Veteran Atlanta home renovator James Doyle has owned the shotgun cottage at 112 Vine Street NW for 13 years, but he recently decided to let go.
Painted like a Mardi Gras float, the cutesy 1920s abode is four blocks from Mercedes-Benz Stadium, with three MARTA stations, Walmart, and Atlanta University Center within walking distance. But it’s just 884 square feet with two bedrooms and a single bathroom—practically a tiny home, by Atlanta standards.
No matter. Before Doyle could even list the shotgun, a Realtor friend caught wind it might become available, and along came a client’s offer of $239,000, which Doyle accepted. Should all go well with the inspection, he’ll hand the keys to a homeowner occupant soon.
Doyle had sold or currently owns four properties in a neighborhood scarred by decades of disinvestment, blight, and crime, and he says stories like that of 112 Vine Street aren’t uncommon now. A neighbor on Delbridge Street, for instance, is in negotiations to go under contract before listing a Charleston-style, stacked-porch home in the mid-$300,000s.
Another of Doyle’s listings seeking just shy of $400,000 on Magnolia Street tallied 10 showings in the first 24 hours, he says.
“After 14 years in Vine City, I’m selling all my renovated homes to only homeowner occupants that want to live in the area,” Doyle tells Urbanize Atlanta. “Trying to do my part for karma’s sake. As you know, lots of investors had messed up the area over the years.”
Alongside a white-hot intown market in general, where rising home values and rents have inflamed Westside gentrification and displacement concerns for years, the 16-acre Rodney Cook Sr. Park scheduled to open this spring has become a Vine City magnet—but more for investors than homeowners, as Doyle sees it.
“The problem with Vine City is that there aren’t any homes for sale, and the minute that homes are put up for sale, they’re usually under contract,” he says. “A lot of the homes that are for sale unfortunately are not livable, and only a few investors are currently marketing livable renovated homes right now.”

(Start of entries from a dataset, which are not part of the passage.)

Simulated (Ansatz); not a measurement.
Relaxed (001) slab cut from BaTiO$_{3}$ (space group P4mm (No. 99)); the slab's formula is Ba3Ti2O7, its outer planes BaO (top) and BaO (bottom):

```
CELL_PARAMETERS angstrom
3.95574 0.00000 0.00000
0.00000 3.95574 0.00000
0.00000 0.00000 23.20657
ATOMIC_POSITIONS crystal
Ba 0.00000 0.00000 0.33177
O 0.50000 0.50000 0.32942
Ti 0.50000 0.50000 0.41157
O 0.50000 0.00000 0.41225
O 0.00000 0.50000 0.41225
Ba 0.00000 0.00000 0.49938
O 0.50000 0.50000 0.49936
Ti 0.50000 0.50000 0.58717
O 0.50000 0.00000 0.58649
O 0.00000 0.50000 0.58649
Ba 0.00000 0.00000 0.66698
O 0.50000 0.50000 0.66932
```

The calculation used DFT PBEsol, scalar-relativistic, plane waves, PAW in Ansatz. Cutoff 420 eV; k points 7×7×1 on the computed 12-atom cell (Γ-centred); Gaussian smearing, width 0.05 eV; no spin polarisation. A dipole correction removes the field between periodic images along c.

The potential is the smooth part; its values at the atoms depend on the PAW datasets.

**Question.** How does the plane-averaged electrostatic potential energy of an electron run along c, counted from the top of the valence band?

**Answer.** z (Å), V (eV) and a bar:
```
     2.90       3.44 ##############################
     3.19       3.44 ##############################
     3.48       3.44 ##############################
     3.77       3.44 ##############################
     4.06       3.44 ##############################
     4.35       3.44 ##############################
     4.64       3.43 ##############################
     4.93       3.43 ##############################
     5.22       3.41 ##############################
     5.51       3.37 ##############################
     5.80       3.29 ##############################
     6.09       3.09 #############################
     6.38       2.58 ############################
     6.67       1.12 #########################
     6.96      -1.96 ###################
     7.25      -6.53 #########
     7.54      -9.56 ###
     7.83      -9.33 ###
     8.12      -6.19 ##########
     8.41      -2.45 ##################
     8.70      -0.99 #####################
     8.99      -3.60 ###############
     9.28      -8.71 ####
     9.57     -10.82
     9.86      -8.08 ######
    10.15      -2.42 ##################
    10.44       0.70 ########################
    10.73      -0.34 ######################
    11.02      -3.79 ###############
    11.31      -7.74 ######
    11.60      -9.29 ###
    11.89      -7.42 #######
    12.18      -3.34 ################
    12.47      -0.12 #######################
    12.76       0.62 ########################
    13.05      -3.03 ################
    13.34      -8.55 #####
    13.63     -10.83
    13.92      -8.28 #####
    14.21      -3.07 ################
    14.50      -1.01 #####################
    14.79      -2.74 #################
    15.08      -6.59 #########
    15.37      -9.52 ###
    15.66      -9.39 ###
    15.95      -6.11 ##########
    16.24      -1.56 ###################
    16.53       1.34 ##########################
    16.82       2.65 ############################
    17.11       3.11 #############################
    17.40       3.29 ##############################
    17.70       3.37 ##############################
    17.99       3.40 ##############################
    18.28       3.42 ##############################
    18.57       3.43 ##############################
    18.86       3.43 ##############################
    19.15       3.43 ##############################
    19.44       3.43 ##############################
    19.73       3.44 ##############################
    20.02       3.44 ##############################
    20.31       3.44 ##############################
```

As for Doyle, he’d lived in various Vine City houses between 2006 and 2018, when he opted for a change of pace with another renovation, a condo at Midtown’s Peachtree Walk. Beyond financial gain, his intent has been to boost the Westside neighborhood eventually, he says.
“It was always my mission to create some sort of spark and interest in Vine City, to create more homeowner occupancy, and that’s coming to an end,” he says. “On to new frontiers in Atlanta’s fast-paced, crazy real estate world.”